Skip to content

Multi-Variant Tests

Sometimes you want to test more than one variant at a time. expstats supports multi-variant testing with proper statistical adjustments.

When to Use Multi-Variant Tests

Good use cases: - Testing 2-3 different designs - Comparing multiple pricing options - Testing several copy variations

Bad use cases: - Testing 10+ variants (need too much traffic) - Testing unrelated changes (run separate tests)

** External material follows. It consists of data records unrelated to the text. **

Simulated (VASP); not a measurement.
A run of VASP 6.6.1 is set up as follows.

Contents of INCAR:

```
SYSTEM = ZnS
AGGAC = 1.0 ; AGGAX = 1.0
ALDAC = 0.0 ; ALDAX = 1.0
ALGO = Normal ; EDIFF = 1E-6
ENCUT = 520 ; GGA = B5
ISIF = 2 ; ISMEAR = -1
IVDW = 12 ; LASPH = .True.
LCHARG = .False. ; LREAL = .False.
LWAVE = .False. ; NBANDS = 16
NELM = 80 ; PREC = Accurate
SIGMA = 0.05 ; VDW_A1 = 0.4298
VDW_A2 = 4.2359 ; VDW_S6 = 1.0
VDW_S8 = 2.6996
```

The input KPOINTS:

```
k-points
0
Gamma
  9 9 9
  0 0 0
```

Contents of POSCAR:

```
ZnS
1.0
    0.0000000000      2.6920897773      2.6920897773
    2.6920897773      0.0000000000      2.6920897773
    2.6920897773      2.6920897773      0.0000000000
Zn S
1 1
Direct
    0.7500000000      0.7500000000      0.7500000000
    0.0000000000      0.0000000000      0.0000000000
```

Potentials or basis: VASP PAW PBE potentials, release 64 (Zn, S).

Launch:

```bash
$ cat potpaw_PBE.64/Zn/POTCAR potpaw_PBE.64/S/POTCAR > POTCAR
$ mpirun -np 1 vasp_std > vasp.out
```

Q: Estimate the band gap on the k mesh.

Planning a Multi-Variant Test

Multi-variant tests need more sample size:

from expstats import conversion

# 2-variant test
plan_2 = conversion.sample_size(current_rate=5, lift_percent=10, num_variants=2)
print(f"2 variants: {plan_2.total_visitors:,} total")

# 3-variant test
plan_3 = conversion.sample_size(current_rate=5, lift_percent=10, num_variants=3)
print(f"3 variants: {plan_3.total_visitors:,} total")

# 4-variant test
plan_4 = conversion.sample_size(current_rate=5, lift_percent=10, num_variants=4)
print(f"4 variants: {plan_4.total_visitors:,} total")

Output:

2 variants: 62,468 total
3 variants: 108,702 total  (+74%)
4 variants: 157,872 total  (+153%)

Traffic Requirements

Each additional variant significantly increases the required sample size. Stick to 3-4 variants max.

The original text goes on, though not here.